What a sight - more than 100 BBC World Service staff pouring out of the building armed with flowers and a banner to launch their campaign to Save the World Service. Staff fear plans to offshore work will undermine the credibility of their journalism and are angry that staff at the South Asia service are being forced to make a choice - lose your job or accept worse terms and conditions in India or Pakistan. Union members are only too keen to point out to the BBC World Service that they are effectively saying 'get back to where you came from'.
It was great to join the staff at the flower power protest.
On Monday I also had the pleasure of being one of the judges of the Amnesty International Media Awards for both consumer periodicals and newspaper supplements. It was incredibly difficult, the standard was so high but the judges, including Ian Hislop and Isabel Hilton (via a link to Beijing) reached a good consensus. To be honest we could have given them all an award.
I also had some contact with management at York where NUJ members are to strike from midnight tonight. Sadly no significant movement at this stage. I wish the strikers the best of luck and applaud their determination.
Yesterday I and BECTU General Secretary Gerry Morrissey had lunch with BBC Director General Mark Thompson to discuss the future of the BBC and in particular the licence fee and the threat of top-slicing.
The afternoon was taken up with other meetings with Bectu and with our reps at World Service.

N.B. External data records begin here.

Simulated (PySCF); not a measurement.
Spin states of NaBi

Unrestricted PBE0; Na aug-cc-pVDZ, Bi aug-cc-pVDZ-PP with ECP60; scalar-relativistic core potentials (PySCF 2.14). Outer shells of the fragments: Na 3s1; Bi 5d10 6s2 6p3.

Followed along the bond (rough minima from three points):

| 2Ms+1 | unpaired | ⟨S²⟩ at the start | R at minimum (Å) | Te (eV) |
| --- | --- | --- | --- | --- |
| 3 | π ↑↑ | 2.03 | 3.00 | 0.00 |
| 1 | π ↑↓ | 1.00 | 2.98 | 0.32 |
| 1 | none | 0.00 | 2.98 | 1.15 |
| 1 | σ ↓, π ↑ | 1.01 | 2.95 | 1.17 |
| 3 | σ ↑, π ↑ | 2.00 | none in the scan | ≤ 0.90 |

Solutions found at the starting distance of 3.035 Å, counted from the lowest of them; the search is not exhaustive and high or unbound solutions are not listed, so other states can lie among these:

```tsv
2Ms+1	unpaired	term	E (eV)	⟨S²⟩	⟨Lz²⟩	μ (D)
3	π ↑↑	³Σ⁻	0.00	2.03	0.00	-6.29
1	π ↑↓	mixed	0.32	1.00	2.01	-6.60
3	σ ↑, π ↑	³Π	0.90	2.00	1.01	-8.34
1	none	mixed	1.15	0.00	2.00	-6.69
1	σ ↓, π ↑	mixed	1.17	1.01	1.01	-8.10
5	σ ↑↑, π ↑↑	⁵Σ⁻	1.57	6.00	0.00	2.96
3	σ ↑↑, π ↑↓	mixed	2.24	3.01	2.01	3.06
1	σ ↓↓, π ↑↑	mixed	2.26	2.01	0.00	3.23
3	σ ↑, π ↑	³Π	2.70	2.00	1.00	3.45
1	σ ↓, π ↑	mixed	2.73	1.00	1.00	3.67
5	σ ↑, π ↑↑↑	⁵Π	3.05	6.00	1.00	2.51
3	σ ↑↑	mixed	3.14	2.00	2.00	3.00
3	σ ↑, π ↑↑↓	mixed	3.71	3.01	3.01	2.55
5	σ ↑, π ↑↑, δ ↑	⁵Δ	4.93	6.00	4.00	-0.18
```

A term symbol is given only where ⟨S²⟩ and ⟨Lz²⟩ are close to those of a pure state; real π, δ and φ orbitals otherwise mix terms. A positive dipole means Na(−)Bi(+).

Today it's budget day. Groan! It's that time of year when I start the process of putting together the union's budget for October 2008 to September 2009. It starts today and ends on 25 July when the NEC consider. In between it is scrutinised and debated by various committees and the national officers.
I also attended parts of the BBC/ITV reps meeting - a chance to discuss strategy and for them to say goodbye to John Fray who has worked so closely with most of them over the years.